If you thought the metaverse was conjured into existence when Mark Zuckerberg announced that Meta was building the “next version of the Internet,” then it may surprise you to learn the metaverse is already an existing, thriving ecosystem - complete with a booming property market.
In recent days, a plot of "land" sold for €2.1 million in the online social world Decentraland, obliterating its own previous record sale of €810,000 in June.
In Decentraland, users from the physical world can enter, create avatars, buy property, purchase wearables on the marketplace and attend events.
The platform has already hosted a virtual music festival attracting headliners like DeadMau5 and Paris Hilton.
The virtual world is also attracting institutional interest, having recently signed an agreement with the government of Barbados to open the world’s first digital embassy in January next year.
'People who use Decentraland govern it'
Decentraland, which was first opened to the public in February 2020, is built on the Ethereum blockchain and bills itself as the first fully-decentralised virtual world.
"The fact that it is decentralised means that the people who use Decentraland own Decentraland, they govern it," Dave Carr, communications lead for the platform, told Euronews Next.
"We have a decentralised autonomous organisation in which people can submit proposals and vote on proposals submitted by others. And this effectively determines the future direction of Decentraland".
Transactions within this world are made with MANA, Decentraland’s native cryptocurrency, and proof of ownership of virtual property is verified via NFTs.
The value of the coin had already begun to climb during 2021 but in the wake of Meta’s announcement, it rocketed in value.
At the time of writing, the crypto is trading at €4.06 a piece, compared with €0.07 at the beginning of this year.
According to Carr, there are two ways to participate in the governance of Decentraland: you can either hold MANA or be a landowner.
But with the value of MANA soaring and virtual land becoming eye-wateringly expensive, the question remains whether Decentraland can remain a so-called “open metaverse” instead of merely the digital fiefdom of wealthy users or early investors.
"One of the big things that has come up is, 'Oh, have I already missed the boat?' Because land prices in various virtual worlds are expensive, and so I can't really contribute or participate - which is not the case," said Carr.
According to Carr, creators going in and contributing to a piece of virtual land or putting their own wearables on the Decentraland marketplace is "still an opportunity".
Carr also envisions a future Decentraland where renting virtual land becomes an option for those priced out of the digital property market.
"I think land will be another area of virtual worlds that will change dramatically," he said.
"I think you'll see rentals happening, you’ll see subdivision of land".
In addition, users could find a route into the metaverse via gaming communities.
"You already see guilds like Yield Guild Games [a play-to-earn gaming guild], buying up areas of land for their communities to work within and build games for".
But what’s in it for those who have already jumped in and bought up virtual real estate?

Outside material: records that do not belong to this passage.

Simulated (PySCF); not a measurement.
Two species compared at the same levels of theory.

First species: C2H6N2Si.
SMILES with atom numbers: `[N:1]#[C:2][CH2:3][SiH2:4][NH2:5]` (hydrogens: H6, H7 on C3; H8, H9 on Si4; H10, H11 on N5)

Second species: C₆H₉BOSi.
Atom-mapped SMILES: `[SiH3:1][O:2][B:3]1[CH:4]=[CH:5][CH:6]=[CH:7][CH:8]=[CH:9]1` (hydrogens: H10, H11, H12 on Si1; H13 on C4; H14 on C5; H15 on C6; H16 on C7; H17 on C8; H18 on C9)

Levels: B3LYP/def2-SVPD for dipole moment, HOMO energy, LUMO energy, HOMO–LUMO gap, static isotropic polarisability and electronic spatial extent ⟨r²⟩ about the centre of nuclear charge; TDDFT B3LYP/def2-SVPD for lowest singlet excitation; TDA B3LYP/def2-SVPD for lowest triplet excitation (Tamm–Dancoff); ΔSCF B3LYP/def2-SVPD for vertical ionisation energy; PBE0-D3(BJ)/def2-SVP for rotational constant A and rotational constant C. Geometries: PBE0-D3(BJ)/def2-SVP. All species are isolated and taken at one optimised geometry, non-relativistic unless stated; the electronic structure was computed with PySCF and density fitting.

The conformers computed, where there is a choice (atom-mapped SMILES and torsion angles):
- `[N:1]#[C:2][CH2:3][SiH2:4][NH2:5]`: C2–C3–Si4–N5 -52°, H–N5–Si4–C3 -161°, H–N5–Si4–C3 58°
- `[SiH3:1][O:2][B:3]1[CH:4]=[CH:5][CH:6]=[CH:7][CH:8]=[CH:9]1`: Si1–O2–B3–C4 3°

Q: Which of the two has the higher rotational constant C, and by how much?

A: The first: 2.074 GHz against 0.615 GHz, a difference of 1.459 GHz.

"The early landowners, the early investors will want to have content added to their property, because they have a vested interest in the virtual worlds in which they purchase the land," Carr explained.
"They'll want to have that content and those experiences on the land because it brings in people to the virtual world and it just enriches the experience," he said.
Will the Meta metaverse dominate this nascent industry?
Regarding Meta’s announcement on their plans to build the metaverse, Carr concedes that the tech giant and others like it, are likely to have a sizable influence on how the expanded metaverse will develop.
Nevertheless, he believes that there will still be plenty of space for platforms like Decentraland to operate because their structure means they are better placed to cater for those seeking greater autonomy in virtual spaces.
"The assumption is that, given the success of Facebook as a social media platform... you would have to imagine that their version of a virtual world and metaverse services will not be decentralised," Carr said.
"It won't be OK. Let's hand it over to the community and you tell us how you want to run it. You would have to assume based on history that it will be a more centralised experience".
Amongst the community active in the metaverse space, Carr believes the reaction to Meta’s announcement has been mixed.
"When Facebook talks about building the metaverse, if you follow this space on Twitter, you would have seen a lot of backlash talking about 'OK well, the Metaverse has already been built, and it is very active and has a lot of communities and a lot of users in the various virtual worlds,'" he said.
On the other hand, he admits the splashy announcement has brought the word firmly into the mainstream, “which can only be a good thing for the Metaverse generally,” he added.
"I think Meta will create something that is curated and centralised and controllable, which will be fine for some people".
"I don't think that's going to kill other virtual worlds or other metaverse experiences, I think. I think everybody will find their place in the metaverse that suits them".